The Vikings' proposed move east to Eagan received an enthusiastic preliminary endorsement at City Hall on Tuesday night.

The five-member City Council's unanimous voice vote signals that the Vikings' departure from Eden Prairie could come sooner rather than later.

Mayor Mike Maguire opened the discussion by saying the vote was solely to determine whether the city would agree to ask the Metropolitan Council for a change in the comprehensive plan to allow mixed use, rather than just commercial, on the 194 acres just south of Interstate 494.

"The meat on the details is premature; the details all get done later in the process," Maguire said.

The Vikings' Winter Park headquarters on 12 acres in Eden Prairie was built in 1981, and the team says it can no longer accommodate the Vikings' needs. The team needs more practice fields, and the administration needs more offices.
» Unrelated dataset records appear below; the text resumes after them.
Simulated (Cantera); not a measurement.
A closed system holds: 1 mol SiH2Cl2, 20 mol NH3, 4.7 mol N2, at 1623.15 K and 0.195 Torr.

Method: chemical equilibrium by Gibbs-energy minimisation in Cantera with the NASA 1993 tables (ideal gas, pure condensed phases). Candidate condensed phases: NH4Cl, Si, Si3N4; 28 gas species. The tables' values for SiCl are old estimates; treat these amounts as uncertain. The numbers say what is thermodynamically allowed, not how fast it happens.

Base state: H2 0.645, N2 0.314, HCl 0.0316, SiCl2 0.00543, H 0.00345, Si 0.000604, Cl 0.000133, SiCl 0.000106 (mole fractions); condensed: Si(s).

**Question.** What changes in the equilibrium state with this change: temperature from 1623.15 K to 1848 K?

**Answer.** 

Before the vote and brief discussion, Kevin Warren, Vikings chief operating officer, and Steve Poppen, the team's vice president and chief financial officer, gave brief presentations about how the team wanted to build a "work, live, play" development with a hotel, housing and retail.

In contrast to the contentious process that led to the public bankrolling half of the $1.1 billion cost of the U.S. Bank Stadium in downtown Minneapolis, no one spoke against the Vikings' Eagan plans.

Among the handful who spoke for it were Brent Cory, president of the Eagan Convention & Visitors Bureau, Metropolitan Council Member Steven Chavez and Tom Caneff from the People of Praise Trinity School, which is near the land.

"It's exciting," Caneff said, noting that the school is across from the land, close to a planned office building. "It could be a lot of fun. We kind of like the quiet, and we think it could disappear with this. We're OK with that."

Trinity, which has 300 students in grades 7-12, will be within a few hundred feet of the new practice fields. Caneff said it will be a major change from the rural feel the school now has, but that he thinks God endorses the new headquarters. "He's planning this with us, with them. He's bringing us more life," Caneff said.

Maguire and each elected official also heaped praise on the plan before the vote.

Council Member Gary Hansen said the proposal offers a "big vision" that will "put Eagan more on the map than it already is. The only question I have for the Vikings is, what took you so long to discover this site?"

Maguire said he expects the Met Council will take action on the request within 60 days. He called the proposal "tremendously well-envisioned" and praised the pairing of office space with retail and multiunit housing.

In the past month, team executives confirmed the Vikings are conducting their due diligence on the land that once served as the headquarters and training facilities for Northwest Airlines and, later, Delta Air Lines. Two mothballed office buildings remain on the property.

The NFL team, whose owners include New Jersey real estate developers Mark and Zygi Wilf, would use about 40 acres of the land for the team's headquarters and practice facilities, which would include a stadium that could seat up to 10,000 and play host to youth games.

Lester Bagley, Vikings vice president, said there is no firm timeline for completing the due diligence process before executing the purchase agreement, but added, "We are motivated to move efficiently forward."

If the process moved quickly, the Vikings could break ground as early as next year and move within the next two.

The proposal represents a maximum-build scenario — not necessarily what will actually come to pass.

The team thus far has sought no public subsidies or tax breaks.

The sale price of the land isn't public, but the land initially went on the market in 2009 for $24.5 million, with the price dropping over time. The Excelsior Group, an Eden Prairie developer, bought the land in June for $10.4 million.